Ex-deputy says then-L.A. Sheriff Lee Baca was kept informed about obstruction of FBI jail inquiry
It’s a tried and true technique of prosecutors to go after low-level criminals and turn them against their bosses.
In federal court Thursday, a onetime Los Angeles County sheriff’s deputy convicted of obstruction of justice and conspiracy took the witness stand in the case against his former top boss: retired Sheriff Lee Baca.
Through Manzo and other witnesses, prosecutors are attempting to establish that Baca was personally aware of and involved in the events of the summer of 2011, when they allege the sheriff and his subordinates conspired to obstruct federal authorities.
A lawyer for Baca told jurors this week that the evidence does not connect the former top lawman to any crimes committed by the rank-and-file deputies and pinned the blame on former Undersheriff Paul Tanaka, who has also been convicted in the case and sentenced to a five-year prison term.
Manzo recounted from the witness stand the steps he took after deputies found a cellphone on an inmate at Men’s Central Jail, who they discovered was feeding information to the civil rights squad at the FBI office in Los Angeles. Manzo testified that he was ordered by a lieutenant to interview the inmate and to record the conversation, so that the lieutenant could play the tape for “the executives.”
“Who did you understand ‘the executives’ to mean?” Assistant U.S. Atty. Brandon Fox asked.
“The sheriff and the undersheriff,” Manzo responded.
When the recording was played at a meeting the following morning, Manzo recalled Tanaka becoming enraged over the FBI’s investigation. Baca, he said, was not openly angry but did give a clear set of orders to the group of subordinates before departing. The sheriff ordered that the inmate was to be “isolated and protected” and that the group should learn “everything about the FBI investigation,” Manzo testified.

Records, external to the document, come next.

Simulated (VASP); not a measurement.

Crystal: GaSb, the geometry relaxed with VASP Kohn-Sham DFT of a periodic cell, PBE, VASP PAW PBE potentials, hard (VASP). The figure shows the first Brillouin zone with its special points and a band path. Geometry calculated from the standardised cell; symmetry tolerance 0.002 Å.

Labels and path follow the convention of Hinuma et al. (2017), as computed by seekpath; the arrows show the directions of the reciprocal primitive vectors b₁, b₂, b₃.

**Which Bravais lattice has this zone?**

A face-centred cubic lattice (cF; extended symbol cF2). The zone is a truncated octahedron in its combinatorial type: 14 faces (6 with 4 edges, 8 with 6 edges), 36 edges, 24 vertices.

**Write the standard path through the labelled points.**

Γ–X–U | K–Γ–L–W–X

Speaking clearly and confidently, Manzo said Baca was kept in the loop as sheriff’s officials tried to interfere with the FBI.
After a sheriff’s deputy did not adhere to an order from Tanaka restricting visits to the inmate and allowed FBI agents into the jail to speak with the man, Manzo said he watched as his supervisor nervously walked into Baca’s office to alert him of the mistake.
Manzo testified that his supervisor later said Baca had not been upset by the news — a description defense attorneys indicated they will home in on when they cross-examine Manzo on Friday.
Throughout Manzo’s testimony, Fox played audio excerpts from the many interviews sheriff’s officials conducted with the inmate informant as they tried to decipher what the FBI was investigating. While Baca was not present for the interviews and is never mentioned, Fox hopes jurors will conclude he had set the operation in motion and was guiding it.
Earlier on Thursday, jurors heard from Bob Olmsted, a retired Sheriff’s Department commander and an early whistleblower about problems with excessive force in county jails.
Olmsted, who unsuccessfully ran to replace Baca after the sheriff announced his retirement in 2014, testified that he spoke to Baca three times to alert the sheriff about “significant problems and force issues” at Men’s Central Jail in 2010 and 2011. Baca brushed him off and never gave him a chance to fully lay out his concerns, Olmsted told jurors.
“The force issues that are going on are out of control,” Olmsted said he cautioned Baca in a 10-minute meeting in the sheriff’s office. “There are going to be lawsuits like crazy.”
Under cross-examination by a defense attorney, Olmsted said Tanaka had told him of ambitions to “one day be sheriff and be sheriff for the next 15 years,” and that the undersheriff and other department brass sometimes colluded to keep Baca in the dark about goings-on in the department.